Julian Barnes: I am kind of surprised that I have read so many of his books. He is an award winning British author who wrote one of my favorite books of all time in "A History of the World in 10 1/2 Chapters", which is one of those books that has the ability to change your life if you let it. Some of his other work is great, others are kind of slogged through but still worth checking out.

Chuck Klosterman: I have said this on many occassions but he has the career I dreamed of but didn't pursue because I never imagined that it could be an actual career. He writes about music and sports and pop culture in general with no real purpose behind it. Just commenting and considering and pondering pop culture, making some observations but without no real driving thesis other than, "Isn't it weird that a guy from South Dakota can somehow make a living by making an analogy comparing Real World casts to varios incarnations of KISS?" That so could have been me.

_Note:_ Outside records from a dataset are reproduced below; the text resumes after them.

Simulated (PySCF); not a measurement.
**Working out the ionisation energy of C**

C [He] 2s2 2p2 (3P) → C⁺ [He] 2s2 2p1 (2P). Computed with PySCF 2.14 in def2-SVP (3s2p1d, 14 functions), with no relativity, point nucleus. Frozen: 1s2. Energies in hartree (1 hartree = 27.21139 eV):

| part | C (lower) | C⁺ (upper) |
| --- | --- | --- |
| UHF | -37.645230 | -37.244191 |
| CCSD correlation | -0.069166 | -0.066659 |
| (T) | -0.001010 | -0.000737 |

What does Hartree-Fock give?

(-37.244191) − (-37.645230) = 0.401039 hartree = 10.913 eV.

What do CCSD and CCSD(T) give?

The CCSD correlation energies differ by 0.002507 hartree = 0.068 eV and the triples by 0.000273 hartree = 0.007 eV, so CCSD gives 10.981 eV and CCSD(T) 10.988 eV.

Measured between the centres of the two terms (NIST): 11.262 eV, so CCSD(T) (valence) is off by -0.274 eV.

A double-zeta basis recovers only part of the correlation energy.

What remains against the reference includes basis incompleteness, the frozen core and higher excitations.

Mike Gayle: You don't know who Mike Gayle is. No one knows who Mike Gayle is. I don't even think he has had seven books published in the US. First time I was in Kim's house I looked at her bookshelves and saw that she also had a copy of Mike Gayle's "My Legendary Girlfriend". That sealed it in my mind that we were meant for each other. Oh, and he is basically Nick Hornby lite or Bridget Jones for guys, depending on how you feel at the time. Still a good read.

8 Books Read:
David Foster Wallace: My choice for the greatest writer of my generation. His essay on Roger Federer is at a minimum the best piece of sports writing if not the best short piece written in the last twenty years. He is also one of the few people who I would ever consider to be better than me at both writing and math. Lots of people are better than me at one; he was at many levels beyond me at both. I understand how many people consider him to be overrated and I still have two books to make my way through before I can complete his works but from a pure literary standpoint I am a believer.

9 Books Read: 
Douglas Coupland: I have a love / hate relationship with Douglas. When he is at his best (Microserfs, jPod, Generation X) he can capture precisely what is going on in the culture around me. At his worst (Polaroids of the Dead) he makes me think that if I have to read one more word about Deadheads I am going to head up to Canada and tell him that no one cares. I think that that might be my least favorite book of all time. But when he is on he is a genius.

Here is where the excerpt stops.